Later that day I introduced a new 35mm print of Delmer Daves’ 1956 western Jubal. Sony’s Senior Vice President of Restoration, Grover Crisp, explained that it was only in recent years, with digital processes, that he and his team were able to restore the faded color and remove the deep scratches that existed in the original materials on this entertaining film. They also slightly shrank the extra-wide 2:55:1 widescreen image to fit into today’s conventional 2:35:1 CinemaScope frame. I was even more impressed with the original three-channel stereophonic sound, which showed off David Raksin’s score wonderfully well. After the screening I interviewed the indestructible 93-year-old Ernest Borgnine, who had fond memories of filming on location in Jackson Hole, Wyoming, and great fondness for writer-director Daves. We talked about his career in general, and Borgnine completely charmed the audience.

Immediately following that screening my wife and I took in an extracurricular show, of Elia Kazan’s Wild River, another beautiful widescreen restoration introduced by filmmaker and film buff extraordinaire Curtis Hanson and The Film Foundation’s Margaret Bodde. I had missed other recent screenings of this film and I’m so glad I finally caught up with it: it is magnificent in every way. I won’t soon forget Lee Remick’s performance, as one of the most complex and compelling women I’ve ever seen on screen, or Jo Van Fleet, who played a stubborn Southern woman of 80 when she was only half that age at the time.

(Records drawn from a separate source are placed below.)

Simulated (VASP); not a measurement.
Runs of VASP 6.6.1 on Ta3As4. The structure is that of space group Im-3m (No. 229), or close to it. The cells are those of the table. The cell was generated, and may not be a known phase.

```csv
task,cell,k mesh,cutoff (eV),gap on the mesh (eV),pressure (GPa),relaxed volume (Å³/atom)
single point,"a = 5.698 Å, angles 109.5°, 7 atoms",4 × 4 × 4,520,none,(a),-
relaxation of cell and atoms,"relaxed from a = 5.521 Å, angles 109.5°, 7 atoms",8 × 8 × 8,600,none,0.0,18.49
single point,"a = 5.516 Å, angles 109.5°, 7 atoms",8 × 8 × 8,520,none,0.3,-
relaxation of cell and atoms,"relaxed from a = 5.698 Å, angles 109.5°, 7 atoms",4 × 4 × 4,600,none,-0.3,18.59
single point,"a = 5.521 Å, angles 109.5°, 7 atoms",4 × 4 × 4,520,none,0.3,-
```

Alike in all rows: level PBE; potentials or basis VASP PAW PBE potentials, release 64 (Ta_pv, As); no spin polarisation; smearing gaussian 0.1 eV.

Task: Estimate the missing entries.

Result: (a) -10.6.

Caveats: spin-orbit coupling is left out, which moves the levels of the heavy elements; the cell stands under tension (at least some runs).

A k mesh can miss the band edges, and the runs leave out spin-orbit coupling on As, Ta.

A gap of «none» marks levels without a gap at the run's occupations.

On Saturday I had the great pleasure of introducing a selection of vintage short subjects that TCM asked me to program. I chose a 90-minute assortment of old and cherished favorites, which an enthusiastic crowd seemed to enjoy. It was heartening for me to hear their response, and thrilling to see beautiful 35mm prints of Ruth Etting in Favorite Melodies, Charley Chase and Thelma Todd in The Pip from Pittsburg, Leo Carrillo and an all-star cast in the Technicolor two-reeler Star Night at Cocoanut Grove, Robert Benchley in How to Sleep, the MGM Historical Mystery The Man in the Barn, Pete Smith’s Movie Pests, and the Joe McDoakes gem So You Want to Be a Detective. (Incidentally, Movie Pests was co-written by Joe Ansen, whose son David is an outstanding film critic who just happened to attend several TCM Festival screenings.)

Then it was off to the Egyptian Theater to introduce a Harold Lloyd program of silent comedy, the two-reeler An Eastern Westerner followed by his classic feature Safety Last, accompanied by Robert Israel and a 12-piece orchestra. Harold’s granddaughter Suzanne Lloyd helped me set the stage, and was especially keen to point out that the audience would not only be seeing her grandfather but her grandmother, Mildred Davis, who was Harold’s leading lady. In talking about Safety Last Sue mentioned that whenever he would take her to see the circus, he would always excuse himself when an aerial act came on. When she would ask why he said that when he made his “high and dizzy” comedies he felt in complete control—but watching anything real involving heights made him queasy!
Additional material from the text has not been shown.